There's following the horse, and then there's blatant pumping.
Your elbows need to be glued to your sides and your hand resting on the saddle pad, you're not pushing a shopping cart. In the rising trot try to rise smaller and not hump the air every trot stride. This is pushing her out of balance, onto the forehand and causing that slow flat trot. The less you can move, the more the horse is able to come up out and in front of your leg.
I disagree that your elbows need to be bent more. They need to be at whatever angle allows your upper arms to be glued to your body and your hand to be glued to your saddle pad or her withers. The elbow will then open and close to absorb or "follow" the horse's movement. That's the only following that we want. As far as the position of the hand, don't focus on thumbs up as clearly that doesn't work. Think about flexing the flexor carpi ulnaris muscle (google it) which pulls your pinky finger closer to your elbow. You'll notice that doing this with the thumbs pointed in it is almost painful, but with thumbs up is easy. From there think "pinkies UP" to keep rotating the hands outward.
I know there are people on here that disagree with that philosophy for arms and hands. However, soon, soon I will get a video up of a horse with a bad walk, who has been ridden with a stable hand since he has had contact (for only a few months) and the improvement in his walk and self carriage is immense. The horse has gone from w/t/c in a wild fashion to schooling at first level and playing with some second level in a very short time with a stable contact and increased gait quality.
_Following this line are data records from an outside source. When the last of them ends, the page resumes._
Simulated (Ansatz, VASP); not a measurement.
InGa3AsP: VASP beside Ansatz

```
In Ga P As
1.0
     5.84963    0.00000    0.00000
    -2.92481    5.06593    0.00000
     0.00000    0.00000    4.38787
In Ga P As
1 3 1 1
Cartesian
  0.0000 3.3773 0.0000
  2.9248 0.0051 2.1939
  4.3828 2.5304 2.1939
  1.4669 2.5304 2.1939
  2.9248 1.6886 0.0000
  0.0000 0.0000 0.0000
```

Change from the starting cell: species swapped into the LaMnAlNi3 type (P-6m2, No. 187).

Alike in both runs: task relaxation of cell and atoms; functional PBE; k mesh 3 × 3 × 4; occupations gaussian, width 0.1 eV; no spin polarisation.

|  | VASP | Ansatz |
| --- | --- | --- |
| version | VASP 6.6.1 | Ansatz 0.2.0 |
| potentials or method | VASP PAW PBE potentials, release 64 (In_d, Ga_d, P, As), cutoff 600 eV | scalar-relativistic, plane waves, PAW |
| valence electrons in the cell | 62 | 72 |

Anyways. Your basic position is very good and I have only a few nitpicky issues with it (hand/arm position, as covered) but it is the functional equitation here that is causing your issues. In pictures or frames, you look good, but on video everything is very loud and big. Remember horses can feel a fly on their back and flick it off!! Try to be more and more quiet on her back and as much as I hate the word, be still or statuesque. Think of this until your habit is broken or until you are too passive. Riding habits fluctuate in a pendulum like fashion. You need to become too still before you can safely revert back to the "center" on the stillness scale. At this point I think you will find the horse more willing to go forward. And let her carry you!! Be dead weight sometimes! She will enjoy having a job and not being interfered with. Also work on the response to the leg. Be completely still and only apply leg. If there's no response then follow the normal progression of aids until you have a response. At some point she will realize that you are no longer doing all the work for her and that she needs to "buck up"!
Good luck! I think your position is very good, now you need to enter the realm of functional equitation. Remember that the horse knows better than you how to walk, trot and canter. You have to let her do the gaits and just be a passenger.
They say money doesn't buy happiness -- well happiness doesn't buy horses!